Monday, November 19, 2012

Changes in NPS (National Pension Scheme)

National Pension Scheme has been available to all citizens of India for a few years now but has not become very popular, even though it is very cost effective compared to similar investment avenues. To get an overview of the scheme, read this post! To know the performance of various fund managers in NPS, read this post!

The government has introduced few changes in NPS to make the scheme more effective and this post details out those changes.

Increase in Charges: The subscriber will now have to pay a fund management charge of up to 0.25% on the amount invested. Earlier, this charge was just 0.0009%. Since the cost is unsustainable for fund managers and one of the reasons why IDFC Pension Fund Management Co. Ltd has pulled out of NPS after 3 years, the regulator has revised it. The fund managers will also be allowed to participate in the marketing of NPS. In this regard, the fund managers can talk to the distributor belonging to its sponsor group or have a subsidiary.

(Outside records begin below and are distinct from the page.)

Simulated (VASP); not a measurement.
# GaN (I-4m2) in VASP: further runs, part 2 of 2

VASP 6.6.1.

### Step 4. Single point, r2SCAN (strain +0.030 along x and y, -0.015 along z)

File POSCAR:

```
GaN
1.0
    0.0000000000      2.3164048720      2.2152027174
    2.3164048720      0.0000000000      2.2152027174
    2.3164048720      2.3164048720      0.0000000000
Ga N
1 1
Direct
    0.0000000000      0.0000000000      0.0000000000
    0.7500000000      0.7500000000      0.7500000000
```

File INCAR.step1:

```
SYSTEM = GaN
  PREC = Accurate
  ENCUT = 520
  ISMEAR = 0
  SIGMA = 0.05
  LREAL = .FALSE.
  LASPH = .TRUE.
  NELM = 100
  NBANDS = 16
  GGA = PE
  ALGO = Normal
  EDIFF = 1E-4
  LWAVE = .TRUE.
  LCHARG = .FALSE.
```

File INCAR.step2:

Fund Managers to have own index funds: According to the investment guidelines of NPS, an investor can invest up to 50% in equity. Fund managers invests these funds in index funds that replicate the portfolio of either BSE Sensex or NSE Nifty. Index funds in turn invest in securities in the same weightage, and in the same proportion, as the index. Due to paucity of funds, fund managers have found it very difficult to have their own index fund and were allowed to invest in index funds of mutual fund companies. For subscriber, it meant an added annual expense of up to 1.5% over the fund management charge of 0.0009%. By increasing the charges and allowing fund managers to market NPS, PFRDA hopes that fund managers will get enough funds to manage their own index funds.

Changes in Fund Managers: At present, there are five fund managers for the private sector: Reliance Capital Pension Fund Ltd, Kotak Mahindra Pension Fund Ltd, UTI Retirement Solutions Ltd, ICICI Prudential Pension Funds Management Co. Ltd and SBI Pension Funds Pvt. Ltd. However, in July, PFRDA opened the doors to more fund managers. Now any financial institution that fits the eligibility criteria can be registered as a fund manager. Even the existing fund managers will need to apply afresh after their three-year contract expires. IDFC Pension Fund Management Co. Ltd, after serving as a fund manager for three years pulled out of NPS last month as the fund was suffering from paucity of funds. In the interim, investors in pension funds of IDFC Pension Fund have been shifted to SBI Pension Funds, but they are free to choose their fund manager. PFRDA has approved DSP BlackRock Investment Managers Ltd as one of the new fund managers.

New Scheme for private companies: For corporate entities wanting to invest in pension funds tailored for government employees, PFRDA has launched a new scheme called the corporate central government scheme (Corporate-CG scheme). The new scheme was launched to bring parity in fund management charges. This scheme will also charge a fund management charge of 0.25% instead of 0.0102% that government pension funds charge currently. Companies can invest in NPS either by choosing private sector NPS or government NPS. Both the schemes have the same architecture and design, but differ in terms of investment pattern. Private NPS currently has three funds—asset class E that invests in equity, asset class C that invests in corporate bonds and asset class G that invests in government bonds. As per the investment norm, an investor is free to choose his asset allocation, but can’t put more than 50% in equities. Companies have the flexibility to choose the fund manager and investment funds for the employees or allow the employees to choose themselves. In case of government NPS, there isn’t much of a choice in asset allocation. Once the company chooses the fund manager, the manager can allocate assets subject to a cap on each asset class—up to 55% in government securities, up to 40% in corporate bonds and up to 15% in equities. Note that while investment in equity in case of private NPS is only through index funds, the government scheme can invest in equity directly or through equity-linked mutual funds. However, this is set to change.